Contrasting approaches for FC Cincinnati, St. Louis City SC show there's no singular route to success
What sometimes is destined to fail does, and sometimes it does not.
FC Cincinnati won the 2023 MLS Supporters’ Shield, the regular season trophy in the American men’s top flight. They kind of ran away with it, too, with the other top contenders all stumbling and the Western Conference in particular being a slog this year.
The headline of Cincy’s Shield win is that they are only two years removed from a run of three straight years with the worst record in MLS. After being a standard bearer in the USL, they assumed MLS glory would come naturally and it did not. Some of the reasons for the futility:
They brought way too many of their USL players to their first MLS roster.
They absolutely botched their expansion draft.
Their first MLS coach, Alan Koch, started with a 2-7-2 record and was fired, because he alienated all of his roster, it seemed.
They then went all-in on a Dutch approach, with a Dutch sporting director and two Dutch head coaches. The first, Ron Jans, was fired because he could not stop saying racist slurs in front of his players (really!) and the second, Jaap Stam, had more name recognition as a former Manchester United player, but knew basically nothing about MLS and it showed.
The rosters routinely looked like a mismatched assemblage of overpriced imports and underwhelming domestic grinders.
I’m not saying a Dutch approach is the reason things went wrong but in hindsight, the fix was easy: Find a sporting director and head coach who know MLS well, and then put a coherent roster together. Easy peasy!
Chris Albright as the GM and Pat Noonan as coach worked perfectly, two guys who were young, played extensively themselves in MLS, and were regarded as rising stars around the league. Noonan in particular had paid his dues as an assistant for a long time, and got his chance. He’s shown he deserved it.
Only two players from the original FCC MLS roster are around to win the Supporters’ Shield four years later, in Alvas Powell and Nick Hagglund. To say the transformation the past two years has been substantial would be an understatement. MLS holds the promise for even the worst teams that a good coach, some sensible signings and a good dose of luck can make them contenders in short order, but it’s one thing to simply wishcast it. We’re seeing more and more clubs in the league run aground for years and years without any traction, so this turnaround has been remarkable by FC Cincinnati. They have a good coach. They have a superstar attacker in Luciano Acosta. They have a midfielder that makes everything tick in Obinna Nwobodo. They have a dominant center back in Matt Miazga. They even have the fullback who’s an attacking dynamo in Alvaro Barreal. They finally have forwards who can reliably score. They have depth players who can actually do a job, too.
It’s striking, then, that St. Louis City SC did many of the same things in their MLS expansion season as FC Cincinnati, and…they have thrived in year one. But, what?

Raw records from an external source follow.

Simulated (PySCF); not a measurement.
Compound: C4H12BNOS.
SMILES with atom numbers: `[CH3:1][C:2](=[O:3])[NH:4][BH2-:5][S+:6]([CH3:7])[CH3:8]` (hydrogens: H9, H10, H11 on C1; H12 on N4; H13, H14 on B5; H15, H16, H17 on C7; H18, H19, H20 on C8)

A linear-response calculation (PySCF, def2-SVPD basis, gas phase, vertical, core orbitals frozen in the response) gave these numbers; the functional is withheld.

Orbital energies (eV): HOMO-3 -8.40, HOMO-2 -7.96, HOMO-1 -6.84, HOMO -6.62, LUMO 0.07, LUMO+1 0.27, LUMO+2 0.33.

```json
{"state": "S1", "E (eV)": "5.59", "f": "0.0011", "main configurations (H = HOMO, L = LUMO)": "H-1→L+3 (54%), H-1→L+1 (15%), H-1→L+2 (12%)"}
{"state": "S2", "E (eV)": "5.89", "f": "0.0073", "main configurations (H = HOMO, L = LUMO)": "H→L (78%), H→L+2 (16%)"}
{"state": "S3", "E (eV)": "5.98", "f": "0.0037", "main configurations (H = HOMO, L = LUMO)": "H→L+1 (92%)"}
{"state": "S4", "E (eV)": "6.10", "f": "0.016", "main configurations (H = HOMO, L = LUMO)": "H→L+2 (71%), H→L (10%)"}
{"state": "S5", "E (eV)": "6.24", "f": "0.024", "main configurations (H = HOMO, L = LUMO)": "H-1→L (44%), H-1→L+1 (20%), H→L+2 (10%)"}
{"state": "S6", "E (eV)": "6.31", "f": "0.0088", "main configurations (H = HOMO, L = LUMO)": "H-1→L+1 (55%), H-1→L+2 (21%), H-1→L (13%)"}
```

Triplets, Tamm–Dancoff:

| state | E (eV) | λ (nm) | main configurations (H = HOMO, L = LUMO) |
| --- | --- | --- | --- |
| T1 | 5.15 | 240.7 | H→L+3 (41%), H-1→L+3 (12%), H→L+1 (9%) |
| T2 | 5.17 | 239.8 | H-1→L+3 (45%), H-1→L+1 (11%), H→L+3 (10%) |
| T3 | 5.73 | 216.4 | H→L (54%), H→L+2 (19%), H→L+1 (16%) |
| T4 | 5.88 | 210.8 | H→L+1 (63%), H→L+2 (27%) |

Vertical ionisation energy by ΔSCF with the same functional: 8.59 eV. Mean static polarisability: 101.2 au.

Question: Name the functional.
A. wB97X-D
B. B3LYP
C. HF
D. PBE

It’s true. St. Louis City are in position to win the Western Conference regular season title in their debut campaign, and very much against the odds, it has to be said. St. Louis played in MLS’ reserve league in 2022, MLS Next Pro, and did well there. They brought a number of those players up to MLS. Sounds like a recipe for disaster.
Except it wasn’t. They entered 2023 with one name that soccer fans know pretty well, in former Borussia Dortmund goalkeeper Roman Bürki — a huge red flag considering name GKs in MLS generally don’t perform any better than a literal average American ‘keeper. Furthermore, the MLS experience on the roster was truly paltry. Tim Parker was by far the player with the most MLS games under his belt, with Jake Nerwinski really the only other player who had any sustained run as an MLS starter previously. Meanwhile, all the foreign imports brought in aside from Bürki were either playing in smaller European leagues or struggling to break through in Germany’s top two tiers, which didn’t really scream “MLS juggernaut.” The other domestic players were either very, very young, or had bounced around MLS with sparse playing time.
St. Louis City sporting director Lutz Pfannenstiel, known when he was a player for being the first to play in all six FIFA confederations across a staggering 25 clubs, proclaimed he didn’t need to worry about Designated Players in MLS, because he had built a Designated Team. It all sounded like famous last words. Pretty much everyone thought they would be horrible. I really thought their roster looked like it was not remotely prepared to play in MLS.
We were all wrong, and so far, Pfannenstiel has been right. While the opening several games, St. Louis saw a great amount of luck, including multiple games in which opposing teams passed them the ball and they did what they must and scored easily as a result, they may have come back down to earth but they have been a good team all year. Credit to Bradley Carnell, for getting the most out of the squad, dealing with long-term injuries to key contributors, and making sensible “line change” substitutions better than any coach in the game. They’re getting remarkable contributions across the roster. The ragtag team is getting the job done.
On paper, it should never have worked, just as it truly didn’t work when FC Cincinnati tried it in 2019. On the margins, St. Louis City did a few things much better than Cincy in MLS Year One: They got four good contributors out of their expansion draft, their coach seems to know what he’s doing right away, and they avoided spending big on their foreign signings. But still, if this roster had been in Cincy in 2019, would it have lit MLS on fire like St. Louis City are doing in 2023? It’s hard to say, there’s so much in common!
The point is, every year we see there are varied ways to find success in MLS. Some teams thrive with good knowledge of MLS. Some thrive with hitting on big ticket signings. Some just need a good academy and the right coach to bring the players through when they’re ready. The stories of FC Cincinnati and St. Louis City SC show the contrasts are ever-present — as one club finally finds its sea legs in MLS and wins the first silverware in the top flight, another new club avoids the freshman year pitfalls altogether, remarkably, while doing many of the same things that were such a disaster previously. I doubt we’ll see these clubs square off directly against each other in the 2023 MLS Cup final…but would it be such a shock if that indeed happened?